Slam Dunk 13
Posted: March 29, 2011 Filed under: Slam Dunk Leave a comment »Takehiko Inoue – Viz – 2010 – 31 volumes
Though Hikaru no Go has ended, I still have Slam Dunk to give me my sports manga fix (if Go can be considered a sport… in manga, it’s the same idea). I don’t like this series as much as Hikaru no Go, or even Eyeshield 21, but it’s still an awful lot of fun to read.
There’s not much to say about this volume. They play basketball vigorously. Shohoku is still fending off Kainan tooth and nail, and this volume barely makes it through the first half of the game. While, of course, the boys still have to work together as a team, this volume is all about Rukawa and his showboating. And to Rukawa’s credit, he is spectacular, and not really trying to show off. He’s just trying to win, and doing whatever it takes to get him there.
What’s really great is that everyone, players and audience included, still has such an extreme reaction to a slam dunk. I love that it’s the name of the series, so that every time it happens, it’s like saying a special password that causes everything to stop and go haywire.
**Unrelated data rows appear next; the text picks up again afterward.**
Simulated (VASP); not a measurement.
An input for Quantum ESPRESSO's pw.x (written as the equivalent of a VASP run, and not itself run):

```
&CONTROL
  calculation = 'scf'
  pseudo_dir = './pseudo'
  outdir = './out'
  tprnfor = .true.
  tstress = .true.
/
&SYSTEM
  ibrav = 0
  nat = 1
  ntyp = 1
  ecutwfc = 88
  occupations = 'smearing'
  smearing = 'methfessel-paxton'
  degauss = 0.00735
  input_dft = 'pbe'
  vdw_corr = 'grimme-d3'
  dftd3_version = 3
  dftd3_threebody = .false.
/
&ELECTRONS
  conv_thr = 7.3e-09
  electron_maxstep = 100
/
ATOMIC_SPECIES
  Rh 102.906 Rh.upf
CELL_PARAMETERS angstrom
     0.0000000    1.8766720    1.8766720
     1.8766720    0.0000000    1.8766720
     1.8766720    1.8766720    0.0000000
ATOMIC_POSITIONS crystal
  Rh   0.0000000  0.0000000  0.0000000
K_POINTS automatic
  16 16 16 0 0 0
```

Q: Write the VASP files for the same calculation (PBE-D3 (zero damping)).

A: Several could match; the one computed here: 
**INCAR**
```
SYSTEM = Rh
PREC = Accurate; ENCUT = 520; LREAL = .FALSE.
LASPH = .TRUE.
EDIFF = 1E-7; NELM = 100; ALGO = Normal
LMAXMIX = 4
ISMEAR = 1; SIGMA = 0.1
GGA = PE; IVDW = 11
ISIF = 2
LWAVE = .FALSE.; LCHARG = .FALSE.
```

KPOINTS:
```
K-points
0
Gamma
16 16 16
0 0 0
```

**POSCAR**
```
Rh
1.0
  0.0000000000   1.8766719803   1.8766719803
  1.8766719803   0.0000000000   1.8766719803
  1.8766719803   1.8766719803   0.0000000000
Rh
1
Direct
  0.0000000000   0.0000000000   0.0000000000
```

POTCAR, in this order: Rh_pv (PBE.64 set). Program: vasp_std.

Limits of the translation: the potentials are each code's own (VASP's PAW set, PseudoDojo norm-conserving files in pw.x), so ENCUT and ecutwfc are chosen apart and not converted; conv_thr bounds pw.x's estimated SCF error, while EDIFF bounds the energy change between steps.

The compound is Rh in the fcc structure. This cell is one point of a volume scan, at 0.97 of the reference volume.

There’s not a whole lot to the success of this series, it’s just really, really entertaining to watch the characters play basketball, and the volume’s always over in a heartbeat. Like most of the best sports manga, you get drawn into the enthusiasm courtesy of a handful of great characters. Even though I don’t care about basketball, I still really want to see Sakuragi play. He wants to play so bad. He does play here, and it is both entertaining and genuinely awesome.
I think it’s interesting that the game’s only about half over at the end of this volume. I’m willing to bet that it won’t end until at least volume 15. And that’s the halfway point of the series, meaning that we will have gone 15 volumes and only seen… really, two major games, right? That blows my mind. It’s crazy, but it works really well for Slam Dunk. I don’t know that many modern sports manga could pull something like that off. What’s even more interesting is that the only hints we’ve been given about the next opponent are some smarmy comments from the peanut gallery that almost reminded me of Prince of Tennis opponents. You know. The kind that are completely full of themselves, and you really want to see their smug faces pounded into the tennis court. Most sports manga I’ve read are all about showing off the next opponent, or the next series of difficult opponents so that you know just how hard the coming games will be, but not Slam Dunk. The whole focus is on the current game.
But yes. Still good, I promise. At this point, you’re either reading or you’re not, so I doubt this review’s going to convince anyone, but just in case… still not boring! Still great! Not my favorite, but still quite good.